Dashing Debonair (And sometimes Dastardly) Dragons
I am a man who very much likes dragons. Strange, is it not, this orthodox fellow who likes Roman Catholicism and Christ Jesus so much, liking something the Devil is described as in the Bible? Liking such a Western symbol of Evil and Destruction does indeed seem out of place when it comes right down to it. My fondness for the great scaly beasts is probably harmless, but many of the more Fundamentalist Christians, and even some Catholics, I have spoken to seem to find it slightly unnerving, or even blasphemous, for my tastes to lean in that direction. One such couple went so far as to say that I had within me a desire for the Occult that needed to be eradicated, along with my love of music that is not explicitly and overwhelmingly Christian. I believe they were Independent Baptists, who according to some other denominations which contain people I know, tend to be overly sour-puss in their beliefs and very uncompromising on any matter whatsoever related in the slightest to Faith. I wonder if they and the Westboro Baptist Church have anything in common? After all, I highly doubt Hell awaits me if I wear a shirt that has a dragon on it. I own so many that I would surely burn. As I write this, I am in front of my giant blue wyvern poster. Next to a book shelf chock full of tales involving or centering around dragons, among other things so many miss out on because they automatically assume that looking foul means being foul, as opposed to the fact that Evil often wears a noble face and has a nasty habit of being the most busy in God’s own house. I would wager that the Devil does not attack through so obvious means as to only use fantastical trappings as his vehicle. He has better weapons, ones that I sadly am familiar with.

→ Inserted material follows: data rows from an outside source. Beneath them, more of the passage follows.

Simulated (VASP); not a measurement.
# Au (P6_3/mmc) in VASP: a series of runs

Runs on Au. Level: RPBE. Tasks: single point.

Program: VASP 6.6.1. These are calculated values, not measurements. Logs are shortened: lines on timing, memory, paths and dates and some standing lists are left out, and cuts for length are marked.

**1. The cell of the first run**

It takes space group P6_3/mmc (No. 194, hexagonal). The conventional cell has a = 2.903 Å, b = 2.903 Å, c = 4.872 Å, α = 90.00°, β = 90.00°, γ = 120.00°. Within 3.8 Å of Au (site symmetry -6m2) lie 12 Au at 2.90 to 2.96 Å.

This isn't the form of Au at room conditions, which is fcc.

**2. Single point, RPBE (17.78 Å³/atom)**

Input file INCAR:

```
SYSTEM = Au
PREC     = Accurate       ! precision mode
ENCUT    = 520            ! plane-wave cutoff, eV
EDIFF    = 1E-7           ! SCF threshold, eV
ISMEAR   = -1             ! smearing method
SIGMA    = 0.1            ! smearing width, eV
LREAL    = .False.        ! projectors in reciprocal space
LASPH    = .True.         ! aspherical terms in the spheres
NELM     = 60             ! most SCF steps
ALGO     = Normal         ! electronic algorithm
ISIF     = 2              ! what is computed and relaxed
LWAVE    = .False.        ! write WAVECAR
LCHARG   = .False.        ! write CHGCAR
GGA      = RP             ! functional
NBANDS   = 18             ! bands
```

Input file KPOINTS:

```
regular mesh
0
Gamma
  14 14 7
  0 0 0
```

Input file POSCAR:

But I digress. Why do I like dragons anyway? I have a few answers, probably both profound and yet as childish and simple as tiddlywinks. The best answers are that way by nature.
The most simple of these explanations ties in, as many things do, to Dinosaurs. These great reptilian creatures have stalked the halls of my mind since before I could name more than one of them. There is something vast and glorious about their size, be they diminutive like Compsognathus and Avimimus, or gargantuan like Giganotosaurus and Ultrasaurus.
They have a distinctness that to my aesthetics, encompasses the Glory of Creation the way whirling galaxies and nebulae might in the eyes of an astronomer or astronaut. To me, dinosaurs reveal the Power and the Glory of what the Lord has made, and it is a beauty too great to be ignored, though many might deny its link to God. There is no child who will look at an Allosaurus raising its toothy maw to the sky in a triumphant roar, hooked hand-claws extended in primal fury, and not be moved. Some might fear, and others might stand in awe, but all shall be moved. And so it is with anything that displays the Greatness of God.
So I ask you. What are dragons but dinosaurs scaled up and with more decoration in various places, physical or otherwise? Man has an innate respect for that which is larger than himself, and what is more overmastering than a creature millenia old, with wings that blot out the sun, breath that turns steel molten, claws that tear down castle walls, muscle and sinew that crumble mountainside in their grip, a gaze more intense than any bird of prey, and an alien intellect that almost breaks down your very will as it speaks with a voice that rocks the roots of the stone you stand upon. What are dragons and dinosaurs, or indeed, the vastness of Creation, but a mirror or window in which to see the Divine?
I also like to look at how Dragons, and their opposites, the typical Knight, fight. Knights, after a certain point, to me, seem more than a little weak. They find an animal, and bend it to their will, and call it a noble steed, and ride into battle dominating another of God’s Creatures. They press a blacksmith into their service, and have him forge armor and weapons with which to fight, again asserting mastery over another. The very armor and weapons themselves are not what the Good Lord has given them. There is a distinct lack of trust there, in relying not on what God has given you, but on what you can squeeze out of Creation and your fellow man. Dragons, however, are different. Their only weapons and armor, despite their effectiveness and lethality, are those granted to them by the Creator. All a dragon’s fiery breath, impenetrable scales, cruel talons, cunning intellect, colossal size, vast wings, and hideous strength are what he is born with. The very fact that he takes to the wing on the wind, something that has long been poetically called the Breath of God, implies a sense of trust in something he does not control, something he must learn to work with and not against, or be cast to the ground. I see no reason why this utter reliance on using the Gifts given to you by the Grace of God and this complete reliance on His machinations that you cannot always see but trust to support you should not be upheld as Righteous and Good. In short, my view of dragons is something anything good Christian should aspire to be.
For fairness’ sake, I will flip the fairy story right-side up again. A righteous Knight can be just as good, and more identifiable of a character. His struggle seems far more akin to our own, by nature of his very humanity. A righteous Knight knows what God has given him is good, yet he also knows that such gifts include hands to craft and a mind to conceive wondrous things for the greater Glory of God. In kindness and humility, he asks the smithy to craft him weapons on protection of the finest steel, for there is a scaled terror to slay. He treats those items with respect for the power they hold, and finds a horse that he makes a bond with, and trains and cares for, with whom he rides to battle. Before he fights, he kneels and prays for the Grace to do as God Wills in this fight. As for the wicked Dragon, he wakes and wallows in his own strength and might, though it was all a gift from On High. He uses these gifts blasphemously and with great selfishness, killing and devouring all before him. He feels that no one is more powerful or more cunning than he.
In summation, to paraphrase G.K. Chesterton, even a dragon can be Holy when it is pointed towards the Glory of God.